Inside the play: Xavier alley-oop
This is the first post in a continuing series where we will take a look at what makes a set play work or fail. Today, we will look at a set play I saw while watching the thrilling Xavier-Kansas State game from last season. It was a perfectly timed play that Xavier ran to get an alley-oop to Jamal Crawford.
Xavier showed that they have this play down pat, as there was perfect timing multiple times throughout the play, which made it succesful. First, take a look at how Xavier sets up. They are in a 4 high set and can run numerous sets out of this formation.
The first piece of good timing is how Xavier gets into the set and runs the play nearly instantaneously. This means that Kansas State has little time to recognize the set and adjust their defense based on their scouting.
With Crawford on the left side of the court, he runs off of two screens from the forwards, who are planted at the elbow. Meanwhile, the KSU forwards are playing level or above the Xavier forwards, instead of dropping into the paint. They are concerned with bumping any screens and hedging on any pick and roll action. Both of the defenders do a poor job, as they neither bump Crawford across the foul line or sag down into the paint to take away the back cut.

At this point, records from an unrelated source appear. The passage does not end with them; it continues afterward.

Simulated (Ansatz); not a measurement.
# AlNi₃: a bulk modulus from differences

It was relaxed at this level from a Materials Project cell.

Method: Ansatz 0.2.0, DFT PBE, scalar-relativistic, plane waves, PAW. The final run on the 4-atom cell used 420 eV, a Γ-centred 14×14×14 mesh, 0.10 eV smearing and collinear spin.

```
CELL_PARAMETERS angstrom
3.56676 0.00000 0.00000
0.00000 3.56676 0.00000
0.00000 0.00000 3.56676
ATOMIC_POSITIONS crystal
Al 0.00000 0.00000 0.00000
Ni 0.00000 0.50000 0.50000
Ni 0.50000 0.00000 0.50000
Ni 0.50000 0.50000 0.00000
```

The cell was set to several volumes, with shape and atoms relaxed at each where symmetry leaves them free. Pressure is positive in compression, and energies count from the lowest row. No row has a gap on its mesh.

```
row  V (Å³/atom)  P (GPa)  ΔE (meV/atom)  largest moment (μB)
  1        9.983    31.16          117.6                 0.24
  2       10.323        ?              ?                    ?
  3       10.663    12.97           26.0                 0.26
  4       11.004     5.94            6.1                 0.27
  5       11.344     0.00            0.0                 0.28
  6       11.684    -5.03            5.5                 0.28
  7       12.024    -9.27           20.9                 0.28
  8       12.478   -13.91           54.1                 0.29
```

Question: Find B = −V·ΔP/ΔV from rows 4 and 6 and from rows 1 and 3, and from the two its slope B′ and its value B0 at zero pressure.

Meanwhile, Dante Jackson, the guard on the right side of the court, clears out the area by cutting along the baseline. Notice how his defender respects him (and his 40% 3 point shooting) and hedges on his cut instead of dropping into the paint, which further opens up the area.
Crawford reads the defense excellently. He notices that the defender is trailing him, so he can’t pop out for a 3 pointer. He cuts hard off of the second pick, right to the basket. Dennis Clemente is caught in the screen and Crawford flies in for the perfectly timed, well placed alley oop.